Stream discharge is an important component in hydrology. Yet stream discharge is commonly studied in surface hydrology. In recent decades, it has been recognized that groundwater also interact with stream water throughout the year.

In groundwater modeling, stream routing is explicitly modeled as a groundwater boundary condition. In general, several data are required for a successful simulation. Here I will only discuss a little bit related to water itself, to say, what kind of sink or source of the water in stream routing should be considered.

First, a stream segment/reach may received upstream discharge.

Second, a stream can also receive direct precipitation from the sky. But this term is usually omitted some the total amount may not be significant.

Third, a stream may also lose water from evaporation. Similar to direct precipitation, this term is usually omitted as well.

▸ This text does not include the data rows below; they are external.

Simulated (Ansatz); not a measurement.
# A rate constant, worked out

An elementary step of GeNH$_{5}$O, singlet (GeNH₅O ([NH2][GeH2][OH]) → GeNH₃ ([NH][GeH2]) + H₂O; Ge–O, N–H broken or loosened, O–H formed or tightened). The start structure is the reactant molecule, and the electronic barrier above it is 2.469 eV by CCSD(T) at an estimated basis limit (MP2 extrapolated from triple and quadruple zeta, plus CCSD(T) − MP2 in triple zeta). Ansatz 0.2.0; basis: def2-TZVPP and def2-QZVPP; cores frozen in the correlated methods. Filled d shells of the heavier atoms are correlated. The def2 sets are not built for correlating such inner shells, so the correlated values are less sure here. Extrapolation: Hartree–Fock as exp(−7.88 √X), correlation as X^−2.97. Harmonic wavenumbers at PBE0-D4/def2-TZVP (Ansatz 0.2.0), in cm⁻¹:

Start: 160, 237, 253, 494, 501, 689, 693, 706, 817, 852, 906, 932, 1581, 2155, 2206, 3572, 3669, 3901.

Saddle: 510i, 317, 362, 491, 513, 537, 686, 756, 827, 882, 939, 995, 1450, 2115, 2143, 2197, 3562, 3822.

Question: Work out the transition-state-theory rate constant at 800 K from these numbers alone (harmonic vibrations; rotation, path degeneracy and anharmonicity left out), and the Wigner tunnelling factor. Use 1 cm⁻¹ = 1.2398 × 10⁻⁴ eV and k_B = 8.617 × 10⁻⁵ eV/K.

Forth, stream also receive later flow, it can be surface runoff and subsurface runoff (soil zone inter-flow). Many studies have shown that subsurface runoff account for more than 50% of the horizontal water flow. This term should be carefully estimated. However, surface runoff is also important during precipitation or snowmelt events.

Fifth, groundwater upwelling or stream leakage. This is the process stream water gain or lose water.

Below is an example of simulation stream discharge rates VS observed ones.

Figure 1

So there are still some questions. First, in winter time, what should be well constrained since simulated discharge rates are much higher than observed rates?